DIPLOMAZIA E DUALISMI RELIGIOSI NEL GIAPPONE DEL PRIMO ‘700

GLI INTERROGATORI AL MISSIONARIO GIOVANNI BATTISTA SIDOTI, MEDIATI DAGLI OLANDESI

Authors

  • CAROLINA CAPASSO Kyoto City University of Arts

DOI:

https://doi.org/10.6093/2724-4369

Abstract

On the 25th of August 1708, the missionary from Palermo, Giovanni Battista Sidoti (1668-1714), left Manila, for the third time, on the ship Santissima Trinidad, and finally landed in Yakushima late at night on October 10, 1708. Immediately captured, he was subjected to examinations by the governors of the island, and since there were no interpreters, it was decided to immediately transfer him to Nagasaki. Within the port city, due to the country’s policy of isolation, the Dutch were allowed to remain, confined to the islet of Dejima. And it is precisely to the Dutch to whom the government, realizing the impossibility of communicating with a foreign person, asked for help with understanding him.
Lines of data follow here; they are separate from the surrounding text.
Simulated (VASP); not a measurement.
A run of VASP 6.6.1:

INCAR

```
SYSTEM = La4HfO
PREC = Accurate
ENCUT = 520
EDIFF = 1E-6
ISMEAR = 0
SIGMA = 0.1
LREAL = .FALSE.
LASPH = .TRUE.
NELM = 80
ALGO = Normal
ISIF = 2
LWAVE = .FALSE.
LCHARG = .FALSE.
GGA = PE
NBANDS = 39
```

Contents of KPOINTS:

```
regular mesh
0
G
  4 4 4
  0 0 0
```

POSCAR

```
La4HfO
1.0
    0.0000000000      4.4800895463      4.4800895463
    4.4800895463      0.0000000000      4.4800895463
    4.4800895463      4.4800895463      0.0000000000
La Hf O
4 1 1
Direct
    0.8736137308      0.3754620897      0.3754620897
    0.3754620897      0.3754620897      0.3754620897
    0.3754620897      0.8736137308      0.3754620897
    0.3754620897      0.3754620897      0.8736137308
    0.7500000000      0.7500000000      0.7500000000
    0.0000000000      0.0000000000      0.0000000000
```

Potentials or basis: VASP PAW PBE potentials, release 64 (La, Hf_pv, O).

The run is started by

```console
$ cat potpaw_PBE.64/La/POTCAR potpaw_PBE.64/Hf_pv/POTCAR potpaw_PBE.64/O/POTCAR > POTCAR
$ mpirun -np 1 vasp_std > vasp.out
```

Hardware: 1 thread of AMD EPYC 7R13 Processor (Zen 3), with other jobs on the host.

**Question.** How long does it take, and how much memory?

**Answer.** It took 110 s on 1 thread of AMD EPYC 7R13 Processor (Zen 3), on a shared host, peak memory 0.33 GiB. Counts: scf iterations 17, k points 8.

This article aims to analyse the interrogation at Sidoti, as noted in the reports of the Dutch, called into question to mediate these meetings with the missionary, and, above all, the role they played, as eyewitnesses, in the missionary’s attempt to restore relations with Japan and the Catholic missions. We will also see, on the one hand, the priest’s immediate resentment for the Dutch, which he believes to be the proponents of the expulsion of Catholic Europeans from Japan; and on the other, how the Dutch feel threatened by the presence of the clergyman so as to blatantly discredit him.

Author Biography

CAROLINA CAPASSO, Kyoto City University of Arts

Capasso Carolina started her studies in Germanic philology, German and Japanese languages at University of Naples L’Orientale (B.A. 1995) followed by studies on Japanese History at Kyoto Prefectural University (M.A. 1999, Phd. 2005). After working as Lecturer in Universities such as: Kōbe College, Dōshisha Women’s College of Liberal Arts, she was involved in a four years research program on the re-evaluation of Japanese traditional food at the Kyoto Prefectural Washoku Center. The main goal was the establishment of the Department of Food Science within the same University, where she also taught.

She is interested in the cross-cultural relations between Europe and Japan from the 16th to the 17th centuries. Her research focuses on relations between Christian Missionaries and Japanese, especially after prohibition of the Christian religion and the beginning of the Japanese Sakoku policy.